Biggest Way To Slow Global Warming? Have Fewer Children

by Valerie Williams
Originally Published: 
Image via Shutterstock

Researchers determined it’s the single most impactful way to slow global warming

Those of us who believe in the very real threats posed by climate change are already making efforts at reducing our carbon footprints by recycling, eating less meat, and biking or walking when possible. As it turns out, the biggest way to stop global warming is a bit more personal — and extreme.

Have fewer children.

The conclusion was reached by researchers at Lund University in Sweden who sought to find the most impactful ways humans could slow global warming through lifestyle changes. The study’s co-author, Kimberly Nicholas, explained on NPR’s Morning Edition that they knew their findings could be difficult for people to digest. “I knew this was a sensitive topic to bring up. Certainly it’s not my place as a scientist to dictate choices for other people. But I do think it is my place to do the analysis and report it fairly.”

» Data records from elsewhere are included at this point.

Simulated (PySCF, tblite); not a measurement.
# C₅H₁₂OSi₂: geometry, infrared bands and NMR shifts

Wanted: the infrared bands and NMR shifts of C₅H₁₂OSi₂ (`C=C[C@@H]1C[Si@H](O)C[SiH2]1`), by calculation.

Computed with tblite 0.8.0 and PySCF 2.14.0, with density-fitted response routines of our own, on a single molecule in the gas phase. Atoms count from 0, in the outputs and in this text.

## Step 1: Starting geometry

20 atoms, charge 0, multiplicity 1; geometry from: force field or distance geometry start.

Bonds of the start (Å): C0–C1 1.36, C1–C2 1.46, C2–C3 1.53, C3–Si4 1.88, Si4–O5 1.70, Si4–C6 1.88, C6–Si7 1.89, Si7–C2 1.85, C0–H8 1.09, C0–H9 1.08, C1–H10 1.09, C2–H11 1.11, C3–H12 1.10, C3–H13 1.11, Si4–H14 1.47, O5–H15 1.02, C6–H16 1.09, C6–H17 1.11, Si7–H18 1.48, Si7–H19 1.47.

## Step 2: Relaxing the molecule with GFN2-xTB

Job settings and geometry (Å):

The study’s findings conclude that there are four “high-impact” ways people could take action to reduce CO2 gas emissions:

  • Have fewer kids
  • Live without a car
  • Avoid air travel
  • Adapt a meat-free diet

Even if every bulb in your home is energy-efficient, you bike to work, and recycle as much as possible, none of those small changes can come close to the impact of those four lifestyle choices.

And out of those four changes, having less children made the biggest impact. By a lot.

One less child means 58.6 metric ton CO2-equivalent (tCO2e) emission reductions per year. Per year. In a time where people are living longer than ever, it’s easy to see how less people could make a huge longterm difference in global warming.

For comparison’s sake, to help drive the point home, living car-free for a year only saves 2.4 tCO2e per year. So a family could have one less child or 25 people could live car-free for a year to achieve the same effect. Avoiding air travel saves 1.6 tCO2e per year and eating a plant-based diet, just 0.8 tCO2e.

Which isn’t to say small changes don’t add up as far as carbon emissions, especially if those small changes are adopted by a lot of people, but the study proves less humans on earth is the fastest way to slow the effects of global warming.

Nicholas says that around the world, many government resources don’t focus on the big changes that could add up to a significant positive effect. “Something really important we found is that most government recommendations weren’t really talking about what makes the biggest difference, and they weren’t qualifying how big of a difference it made,” she explains.

Just spit balling here, but thinking that government officials suggesting people have fewer kids might not be the most popular policy.

She says the study wasn’t intended to instruct people on their family-planning, but to educate them. “I think the decision to become a parent is a really personal decision. I think the way people relate to it in terms of climate change depends on their view about climate change. If they don’t believe or don’t know the science, I feel like it makes them angry. I think if they do know the science and are overwhelmed by it, they feel guilt or despair.”

It’s hard to imagine factoring in climate change along with everything else a couple has to consider when planning their family size. But it never hurts for people to know that every human being on the planet has the potential to damage it just by existing. Knowing that fact might not motivate most families to have fewer kids, but it could help them stick to more earth-friendly practices in their lives in order to offset their carbon footprints.

As for Nicholas and her own family, she and her fiance have yet to decide if they’re going to have a child. “Because we care so much about climate change, it is a factor we’re considering. But it’s not the only one.”